Council set to lead £8 million ‘gigahubs’ project to help Midlands communities be better connected.
Nottinghamshire County Council has been chosen to lead a Midlands-wide investment to bring faster internet speeds to communities who need it the most. A total of more than 350 public buildings such as libraries, rural schools and doctors’ surgeries are set to become ‘gigahubs’ with 96 due to be in Nottinghamshire.
£6.8 million has been awarded to the County Council, on behalf of the ten Midlands local authorities which have signed up to the project. This part of the funding is from Building Digital UK (BDUK) the delivery arm of the Department for Science, Innovation and Technology (DSIT) to create up to 235 gigahubs.
An additional £1.2 million via the Department for Levelling Up, Housing and Communities (DLUHC) comes thanks to an early investment as part of devolution negotiations
. This will help deliver an additional 118 gigahubs across the D2N2 areas of Nottinghamshire and Derbyshire.
The overall aim is to connect total of more than 350 public buildings with fast, reliable gigabit broadband. This will mean that whole classrooms in rural areas could be online at once with no interruptions. And while face-to-face health advice is always the preference, having the option for a high-quality video call with a doctor could help to reduce waiting times.

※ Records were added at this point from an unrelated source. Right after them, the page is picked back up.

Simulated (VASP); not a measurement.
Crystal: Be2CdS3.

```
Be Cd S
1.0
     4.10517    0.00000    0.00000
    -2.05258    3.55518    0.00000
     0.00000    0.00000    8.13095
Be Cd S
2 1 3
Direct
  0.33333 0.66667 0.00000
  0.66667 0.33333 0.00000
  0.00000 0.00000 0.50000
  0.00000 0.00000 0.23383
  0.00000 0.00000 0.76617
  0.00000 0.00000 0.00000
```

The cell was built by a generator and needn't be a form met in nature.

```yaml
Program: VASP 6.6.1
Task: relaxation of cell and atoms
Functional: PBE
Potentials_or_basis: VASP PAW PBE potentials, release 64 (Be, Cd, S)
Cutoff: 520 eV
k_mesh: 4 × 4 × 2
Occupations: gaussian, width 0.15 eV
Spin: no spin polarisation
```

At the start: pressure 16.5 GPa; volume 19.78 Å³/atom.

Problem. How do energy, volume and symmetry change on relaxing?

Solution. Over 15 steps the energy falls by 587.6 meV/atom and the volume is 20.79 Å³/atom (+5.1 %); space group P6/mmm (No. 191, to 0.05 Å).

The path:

Digital Infrastructure Minister Julia Lopez said:
"Our latest multi-million pound broadband investment in Nottinghamshire will enable schools, libraries, GP surgeries and other vital public services to deliver more for their communities. It also makes it more attractive for broadband firms to extend their networks to other homes and businesses across the county. This is all part of our £5 billion Project Gigabit to ensure no one misses out on lightning-fast internet speeds."
Nottinghamshire County Council will lead and oversee the project, with a tendering process due to start in April. It is hoped a contractor to deliver the project will be appointed by June 2023. Exact locations of which buildings and schools will benefit from the project are still be identified. It is hoped the full scheme will be live by Spring 2025.
Councillor Ben Bradley MP, Leader of Nottinghamshire County Council, welcomed the investment. He said,
“With the way the world has changed these last few years, having access to reliable and fast broadband has never been more important. This project will help support children’s learning in the classroom and help those who can’t afford or access high-speed broadband at home. For example, being able to pop into their local library to help with things like online searches for work and training will help boost local skills and the economy.
“Thanks to devolution negotiations, we’ve secured extra money to benefit even more local residents, particularly young people. It is a great example of how devolution has already brought even more investment to our area to help future generations thrive. Fantastic news.”
The Midlands Engine originally brought the ten councils together to form a gigahubs partnership and will continue to support and help fund the initiative. Sir John Peace, Chairman of the Midlands Engine said:
“Through investing in our region's digital infrastructure, with a specific focus on improving rural connectivity and eliminating 'notspots', this initiative will play a crucial part in levelling up our region and driving inclusive economic growth. It is an exceptional example of how Midlands Engine partners can work in close pan-regional partnership to unlock tangible benefits for the Midlands.”
The local authorities which have agreed to be part of this regional project include Derbyshire, Herefordshire, Nottinghamshire, Lincolnshire, Rutland*, Shropshire, Staffordshire, Worcestershire, Telford and Wrekin and Warwickshire.
*While Rutland does not have any sites in the current plans, there will be opportunity to include them as the project progresses.